What are they hiding? Why?

“It’s not that I want to find out what happened so much as to have found out, in the same way, I think that my mother didn’t want to tell me so much as to have already told.” (Emphasis in original.)

Emerges

What emerges is a heart-breaking and disturbing look at a severely dysfunctional family riven by guilt, betrayal, alcohol, violence, and dark secrets. Reflective and introspective, She Left Me the Gun is also a picture of the author’s gritty determination to rise above a murky family history, look fear and shame in the face and refuse to give either any space in her head.

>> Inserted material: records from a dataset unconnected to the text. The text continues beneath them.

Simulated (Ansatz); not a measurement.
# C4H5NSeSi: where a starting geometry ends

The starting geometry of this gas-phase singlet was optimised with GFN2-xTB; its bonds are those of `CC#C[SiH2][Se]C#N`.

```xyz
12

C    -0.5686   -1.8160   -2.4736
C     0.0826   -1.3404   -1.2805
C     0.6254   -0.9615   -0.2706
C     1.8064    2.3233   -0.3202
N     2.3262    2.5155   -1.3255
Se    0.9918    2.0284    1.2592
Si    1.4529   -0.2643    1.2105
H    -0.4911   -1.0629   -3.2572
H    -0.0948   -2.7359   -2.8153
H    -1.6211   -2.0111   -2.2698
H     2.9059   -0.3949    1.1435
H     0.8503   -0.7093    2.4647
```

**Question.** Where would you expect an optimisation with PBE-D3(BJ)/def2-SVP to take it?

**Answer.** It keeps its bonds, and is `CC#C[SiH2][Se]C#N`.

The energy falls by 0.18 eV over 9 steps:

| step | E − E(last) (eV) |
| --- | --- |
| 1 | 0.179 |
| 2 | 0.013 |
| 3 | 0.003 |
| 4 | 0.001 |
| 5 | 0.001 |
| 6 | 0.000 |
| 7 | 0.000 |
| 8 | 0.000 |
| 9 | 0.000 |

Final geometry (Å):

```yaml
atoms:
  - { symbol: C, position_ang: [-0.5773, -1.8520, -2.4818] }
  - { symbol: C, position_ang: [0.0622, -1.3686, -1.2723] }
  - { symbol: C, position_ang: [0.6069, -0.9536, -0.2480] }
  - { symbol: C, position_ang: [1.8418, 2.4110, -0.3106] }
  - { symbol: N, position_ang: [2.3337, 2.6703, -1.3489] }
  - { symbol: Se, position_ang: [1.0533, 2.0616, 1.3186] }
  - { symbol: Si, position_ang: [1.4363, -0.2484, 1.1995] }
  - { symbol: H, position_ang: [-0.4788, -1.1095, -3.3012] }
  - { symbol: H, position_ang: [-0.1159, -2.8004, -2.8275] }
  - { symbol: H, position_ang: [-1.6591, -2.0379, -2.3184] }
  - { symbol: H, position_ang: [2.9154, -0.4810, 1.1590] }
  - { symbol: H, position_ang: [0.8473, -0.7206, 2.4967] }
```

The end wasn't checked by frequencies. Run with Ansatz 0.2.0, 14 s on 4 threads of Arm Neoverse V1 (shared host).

Both haunting and disturbing, this true story sometimes crackles and snaps with emotional electricity. Other parts are as flat and dry as singed toast. There’s also booze by the boatload. Yea, verily. The amount of booze downed by this author and her compatriots could float a battleship.

Style

The writing style rubs shoulders with stuffy and smug at times and shakes hands with patronizing and supercilious at others. Present and past tenses are mixed like a cocktail at Happy Hour, sometimes in the same paragraph. Told in elegiac prose, the narrative is intense and provocative. But it too often wanders off course like a rental car without GPS. Destination Snoozeville. Also, we did not appreciate the gratuitous profanity.

The Afterword is galactically irrelevant, as is the Epilogue. Kimmi: Some hoomans just don’t know when to shut up. Sheesh.

Would we recommend She Left Me the Gun? Not really. Unless you’re kitty-sitting your neighbor’s feline. Or are fresh out of Meow Mix.

Our Rating: 2.0

***

On Mystic Lake (Crown Publishers, 1999)

By Kristin Hannah

Via: Library Book Sale!

Genre: Fiction

Pages: 322

Picked up this puppy at a library book sale the other day. For a quarter. A. Quarter! Yeah. It’s older than dirt. But so is Mom. (She’s just now getting’ around to readin’ this here puppy. So don’t tell her I said that, okay?)

Mixed Bag

Now, Kristin Hannah is one of those authors with which we have a love/hate relationship. Some of her stuff we Totally Love. Other stuff we’re like, Gag me with arugula! On Mystic Lake was a bit of a mixed bag. Here’s why:

The Basics

After totally immersing herself in her dual roles of wife and mother, Annie Colwater suddenly finds her life unravelling. On the same day her only child leaves home for school in England, her husband of 20 years announces he’s in love with another woman. And bails.

Alone in the house that’s no longer a home, Annie realizes she’s been slowly disappearing for years.  Lonely and afraid, she retreats to Mystic, a small Washington town where she grew up. She re-connects with her widower father and hopes that she can reclaim the woman she once was. The woman she’s now desperate to become again.

In Mystic, she is reunited with her first love, Nick Delacroix. Also a recent widower, Nick is unable to cope with his grieving, too-silent six-year-old daughter, Izzie. Together, the three of them begin to heal. Annie slowly learns she can love without losing herself. But just when she has found a second chance at happiness, … Oh, wait. you’ll have to read the book to find out what happens next.

Pluses

First, Hannah’s writing is top-notch. Almost luminous. A master storyteller, she’s an expert at developing a compelling plot and seeing it through to the very end. We absolutely loved the descriptions of western Washington. Hood Canal and vicinity. Having visited the area many times, we can verify that the descriptions are spot-on. Hannah nails not only the region’s terrain, history, and geography, she also understands the culture. So kudos.

Minuses

The adultery in this book? No thanks. Ditto the gratuitous profanity. Although the story makes a fast break out of the gate and picks up steam toward the end, it slows and sags in the middle. There are a couple unexpected plot twists, but the ending is predictable. So good potential, but under-whelming on the whole.

Our Rating: 3.0

 

Are you familiar with either of these authors?